IBM Plunges Into 'Business Event Management,' Helping Define FieldIBM Plunges Into 'Business Event Management,' Helping Define Field
The fairly new field of complex event processing sets parameters around a software event and triggers alerts if the rules governing it are violated.
IBM is staking out a position in complex event processing as applied to business processes; it's coined the term "business event management" to describe this embryonic field.
Complex event processing is relatively new. It was pioneered over several years by startups such as StreamBase Systems, a company founded by former University of California at Berkeley professor Michael Stonebraker, and both Oracle and IBM now offer it. Complex event processing is an ability to define a discrete software event, then monitor it over time, set parameters around it, and trigger alerts if the rules governing it are violated.
"What is a complex event? It is an event that could only happen if lots of other events happened," answered David Luckham, author of the book The Power Of Events and professor emeritus at Stanford University. A mortgage approval is a complex event, and a lot of observers believe that a routine check by a complex event processing system would have tagged many subprime mortgages as candidates for high-risk, if not fraudulent, issuance.
One reason that IBM stirs interest when it says it wants to get into business event management is that it's in the process of buying ILOG, the business rules engine market leader. ILOG recently displaced Fair Isaac, a leading credit-checking system, as the top business rules engine, according to IDC. Since the acquisition is not complete, information's discussion with Kramer Reeves, IBM's manager of business process management product marketing, could not include ILOG, but the $340 million purchase lends intrigue to IBM's BEM moves.
IBM started edging up to BEM with the acquisition of AppSoft last spring. It previously had a toe in the business process management market with WebSphere Event Broker, WebSphere Enterprise Service Bus, and WebSphere Process Server.
"None of these products amounted to a real strategy. We didn't have tight engineering, focused on business event management," conceded Reeves.
That changed with the AppSoft acquisition, which provided the "capstone" product for a BEM lineup issued earlier this year, called WebSphere Business Events, Reeves said in a recent interview. The acquisition provided the "tooling for dialing between complex event processing (based on related events which occur in the software infrastructure) and business event processing," which may occur between unrelated systems with human interventions.
By being able to combine views of software events and business events in one set of tools, IBM gains the prospect of "allowing business users to more easily change the logic in the business event processes," Reeves said. And they should be able to do so in business language, not programming languages.
It's IBM's goal to put "simple user interfaces, simple interactions based on simple conditional logic" in front of business processes and start allowing more automated monitoring, change, and control of them, he said.

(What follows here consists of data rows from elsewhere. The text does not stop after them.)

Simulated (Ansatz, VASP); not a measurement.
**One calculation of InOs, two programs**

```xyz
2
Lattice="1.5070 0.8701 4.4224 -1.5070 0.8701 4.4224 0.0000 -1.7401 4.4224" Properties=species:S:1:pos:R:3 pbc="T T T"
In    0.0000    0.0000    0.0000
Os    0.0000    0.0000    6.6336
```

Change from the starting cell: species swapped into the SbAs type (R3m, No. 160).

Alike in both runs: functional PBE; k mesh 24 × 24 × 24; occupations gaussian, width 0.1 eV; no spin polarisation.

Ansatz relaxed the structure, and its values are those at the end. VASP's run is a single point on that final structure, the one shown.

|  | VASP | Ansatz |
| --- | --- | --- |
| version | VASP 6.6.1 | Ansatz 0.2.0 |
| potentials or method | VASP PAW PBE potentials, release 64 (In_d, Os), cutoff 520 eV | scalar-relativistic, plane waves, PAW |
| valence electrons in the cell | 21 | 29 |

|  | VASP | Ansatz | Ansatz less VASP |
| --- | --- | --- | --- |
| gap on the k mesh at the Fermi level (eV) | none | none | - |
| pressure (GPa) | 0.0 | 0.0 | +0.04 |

Look for IBM to start filling out what Reeves calls the WebSphere Business Service Fabric, a suite of business event processing products, which will separate the rules governing business events from the software processes themselves. If that's accomplished, then it will become a more straightforward problem to express business rules in the "if/then" conditional sequence used by business rules engines. In other words, if a certain condition prevails, such as an order for $1 million worth of goods, then a condition that dictates checking the credit worthiness of the buyer kicks in.
Other vendors are likely to understand the potential value of this space. Oracle, with the acquisition of BEA Systems, gained an ability to expand its business process management and business rules engine application as well and is likely to compete on this front.